Getting in touch with my emotions is part of the healing process. While I am expressing more of them, I am still playing my cards, in certain situations, close to the vest.
I don’t let people see behind the mask.
Let me give you an example. In the group meetings I am attending, I am completely transparent. I have held absolutely nothing back. It feels good to share things with people who have been through and for the most part, are still going through exactly what I am talking about.
Being honest and open to the group is not scary.
From the very first time I went, I have felt confident in my ability to share exactly what I was feeling, whether I was afraid, mad, sad, or glad. I have never felt judged. I have only felt support and empathy. But there is safety in numbers.
For me, the hard part is talking with someone alone.
Just me and that person. Looking at my life’s collection of true friends, I only have two. I talk with one every few years and I haven’t seen him in three or four. And I would consider him my closest friend. My other close friend exchanges Christmas cards and occasional social media posts. Living in different states, we visit sometimes.
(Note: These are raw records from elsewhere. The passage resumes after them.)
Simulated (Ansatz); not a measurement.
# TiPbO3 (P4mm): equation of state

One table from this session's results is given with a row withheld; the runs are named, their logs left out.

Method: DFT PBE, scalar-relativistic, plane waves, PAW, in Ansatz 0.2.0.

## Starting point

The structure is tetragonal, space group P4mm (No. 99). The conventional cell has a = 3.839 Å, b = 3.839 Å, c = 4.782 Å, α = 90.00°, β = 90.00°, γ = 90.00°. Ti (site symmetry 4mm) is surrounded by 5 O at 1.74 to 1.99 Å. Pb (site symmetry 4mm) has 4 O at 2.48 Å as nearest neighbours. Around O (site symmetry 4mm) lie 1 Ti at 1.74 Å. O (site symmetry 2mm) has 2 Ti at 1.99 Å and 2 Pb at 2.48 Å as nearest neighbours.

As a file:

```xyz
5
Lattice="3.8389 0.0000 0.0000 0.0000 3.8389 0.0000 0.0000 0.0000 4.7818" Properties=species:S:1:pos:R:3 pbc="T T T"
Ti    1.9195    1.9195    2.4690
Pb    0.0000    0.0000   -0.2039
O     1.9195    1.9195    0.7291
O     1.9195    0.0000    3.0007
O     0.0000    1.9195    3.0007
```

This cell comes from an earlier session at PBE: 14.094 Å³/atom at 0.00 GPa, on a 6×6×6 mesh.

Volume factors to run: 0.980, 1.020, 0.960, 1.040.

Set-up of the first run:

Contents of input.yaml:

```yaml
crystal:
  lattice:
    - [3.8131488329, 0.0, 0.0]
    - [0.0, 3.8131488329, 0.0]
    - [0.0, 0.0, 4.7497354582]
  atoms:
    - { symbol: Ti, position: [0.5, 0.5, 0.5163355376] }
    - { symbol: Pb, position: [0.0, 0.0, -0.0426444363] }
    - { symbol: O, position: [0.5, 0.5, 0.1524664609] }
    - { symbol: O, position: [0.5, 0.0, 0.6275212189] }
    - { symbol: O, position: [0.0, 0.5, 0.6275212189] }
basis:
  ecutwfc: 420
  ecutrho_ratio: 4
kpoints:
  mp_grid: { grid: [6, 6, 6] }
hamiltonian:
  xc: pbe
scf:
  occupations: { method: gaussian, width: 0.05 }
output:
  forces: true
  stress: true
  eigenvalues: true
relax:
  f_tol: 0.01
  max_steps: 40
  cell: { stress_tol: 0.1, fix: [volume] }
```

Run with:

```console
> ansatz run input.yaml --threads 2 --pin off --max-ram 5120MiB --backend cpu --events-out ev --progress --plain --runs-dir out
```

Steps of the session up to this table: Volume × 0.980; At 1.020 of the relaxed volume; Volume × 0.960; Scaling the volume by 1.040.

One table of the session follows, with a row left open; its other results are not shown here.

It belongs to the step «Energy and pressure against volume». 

Now I have hundreds of friends in the larger sense. Maybe even thousands. I can tell you how many kids they have, or that they are trying to have kids, or they just got a dog, a new car, or their first apartment. I know what they care about and I make sure to bring that up when I see them.
My knowledge of them is two miles wide, and two inches deep.
Just don’t ask me how they feel about most things. If they don’t volunteer that information, then I do not know. I have never thought to ask. Remember, I have lived most of my life as a reporter, writing down and reporting the facts. Facts are straight-forward.
Facts aren’t gooey and squishy.
Facts are hard solid, formidable, reliable. They stand up to inspection without being vulnerable. Facts don’t have to worry about letting their guard down. They are what they are and do not need to justify or explain themselves.
There are times when “why” something happened is important. But I try to avoid those types of conversations if I can. If I can keep the conversation light and factual, then there is little risk. I most likely will not get my feelings hurt. I won’t have to “feel something.”
Only having two true friends after 63 years is a waste of possibilities.
As I examine how I have lived under depression’s rule, I can see how this could come about. Getting people to remember you in a positive way usually involves getting them to talk about themselves. And since most of my jobs have involved keeping employees happy, I have become an expert at learning just enough to be liked, but not enough where I would feel required to share my feelings.
I have done this on occasion, but I prefer not to open up, not to be vulnerable.
Can I change my outlook to be more empathetic?
I don’t feel I look like a hatchet man, but I was always the one who fired, demoted, or laid off employees. I would just put my officer of the company hat on. It was easy for me because if I was firing or demoting an employee, they had done this to themselves. This made it easy to separate me from my feelings about the situation. It made it easy to do my job.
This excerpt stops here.